Pseudo-Discipleship
It seems as if I sit at my desk and do my daily work—live my whole life—in pseudo-faith, enjoying the warmth and good news of the scriptures, but treating them as if they were little more than fairy tales for all the real changes they produce in me. I can categorize and tabulate and cross reference the stories pretty well. I read them, smile, and get to work the best I can. Comforting enough when all is well. But You, Father, never leave “well enough” alone.
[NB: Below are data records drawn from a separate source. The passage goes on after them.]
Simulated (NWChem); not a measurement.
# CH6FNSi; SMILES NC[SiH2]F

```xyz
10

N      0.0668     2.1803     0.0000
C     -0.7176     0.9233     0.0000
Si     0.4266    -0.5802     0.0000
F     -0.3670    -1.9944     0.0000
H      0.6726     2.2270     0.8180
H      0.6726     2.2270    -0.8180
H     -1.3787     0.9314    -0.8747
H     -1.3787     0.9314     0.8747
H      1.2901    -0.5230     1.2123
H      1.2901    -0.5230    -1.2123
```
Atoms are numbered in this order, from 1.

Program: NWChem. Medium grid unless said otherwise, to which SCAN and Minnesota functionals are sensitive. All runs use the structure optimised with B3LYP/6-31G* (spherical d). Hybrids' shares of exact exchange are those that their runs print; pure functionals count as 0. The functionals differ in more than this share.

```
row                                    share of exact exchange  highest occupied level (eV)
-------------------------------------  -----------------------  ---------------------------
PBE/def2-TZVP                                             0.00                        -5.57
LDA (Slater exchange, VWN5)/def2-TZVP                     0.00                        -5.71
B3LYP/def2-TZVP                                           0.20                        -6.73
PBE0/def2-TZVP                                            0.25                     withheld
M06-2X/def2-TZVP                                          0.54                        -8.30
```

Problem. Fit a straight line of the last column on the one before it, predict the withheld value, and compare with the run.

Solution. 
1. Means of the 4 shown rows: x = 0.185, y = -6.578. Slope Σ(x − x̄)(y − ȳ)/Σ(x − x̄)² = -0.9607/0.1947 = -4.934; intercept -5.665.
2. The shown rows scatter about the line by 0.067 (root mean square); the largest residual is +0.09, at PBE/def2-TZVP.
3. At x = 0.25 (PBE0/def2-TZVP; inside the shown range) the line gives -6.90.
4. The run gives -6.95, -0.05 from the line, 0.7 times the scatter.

Thankfully, Your love for me and your determination to do me good (which I am coming to trust more and more), leads me into storms and deserts as well as streams and green pastures. You try my faith and You give me rest. It’s simply what it takes to help me shake off this pseudo-discipleship, to go on, to open more, to feel safe exposed in Your light.
So, time and again you set me up (through trial or through calm) to peel another layer, and eventually we sit together, and I listen for your voice with that heightened “everything’s on the table” awareness. You ask me to consider the question, “If I were your Lord…?” *clearing throat* Let’s see, if you were my Lord, then my days would be characterized by:
- Seeking to hear from you when I arise (contemplation, quietness, bible reading, prayer). Too often I am checking off a discipleship step or being too busy to bother.
- Doing things I think you want me to do, while being open to your redirection as I go along (as Al recently shared about Abraham recognizing the ram in the thicket as Your provision and not the Devil’s temptation to disobey).
- Not doing things I want to do that I know you don’t like. Not with gritted teeth and rigid discipline, but as one who cares about You, knowing how much You care about me.
- Listening for your voice (whispered in thoughts, circumstances, things I observe in the day, in the voice of others, anywhere, really) all through the day, not just at my “appointed” time slot or when You pin me down.
- Cutting off my frequent rebellions and bowing my heart to you sooner, each time I start to wrestle with being in control of my time, funds, to do lists, and all the normal things that are no longer my right.
- Learning to respond to Your voice without asking why or requiring logical explanations and understanding. Why is a good question in the mouth of a two year old. Unseemly at 61.
- Sharing with you my weaknesses and fears and needs. I know how dumb it is, but I try to tell You I’m OK all the time, “I can handle it,” I think to myself, knowing You are listening in.
- Caring for those you care for (and who will not be among these? Well, I have quite a large list…).
- Being always interruptable rather than hurrying through the day with busyness, closing my eyes, ears and heart against disruptions to my plans and schedules.
- Not giving the need of anything to prevent me from doing your will. Not funds, not strength, not wisdom, not weakness.
- Not giving authorities and powers greater authority and power than yours. Oh, let’s be honest. At times, I give complete strangers more power over me than You, caring how they perceive me and how I look in their eyes.
- Not counting the things of this world worthy to be compared to your glory and honor. Not even politics. Not my rights. Not white chocolate, macadamia nut ice cream, even when they’re going two for the price of one. Yeah, I sell out cheap.
- Often asking You, “how am I doing and what am I missing,” instead of informing You of Your shortcomings in these areas.
- Rejoicing in your care, knowing I am safe in your arms and that you will never leave me. Incomprehensible that that doesn’t trump everything and anything. My greatest fear is to be left alone to myself forever. You’ve promised that will never happen. Still, I’m likely to stray and whine.
- Thankfulness in everything, knowing you are in control and will use everything (in my life and in the world) for good. Instead of being afraid. Or angry.
You listen, smiling that “I love you” smile, as I work through my detailed and self-critical list. Finished! Pin drop silence. My confidence drops a notch. I was expecting a pat on the head and a, “Nice list, Art!”
This list, You whisper, has nothing to do with true discipleship. It can too easily become a task list that I can check-off and confirm my dutiful faithfulness while living in rebellion. You know me well. I should be embarrassed or upset, but I feel more peaceful. No list is good. Not getting an expected mean-faced look of disappointment with a stern talking to is even better. You are smiling, still. Not mad. Will I ever get this about You?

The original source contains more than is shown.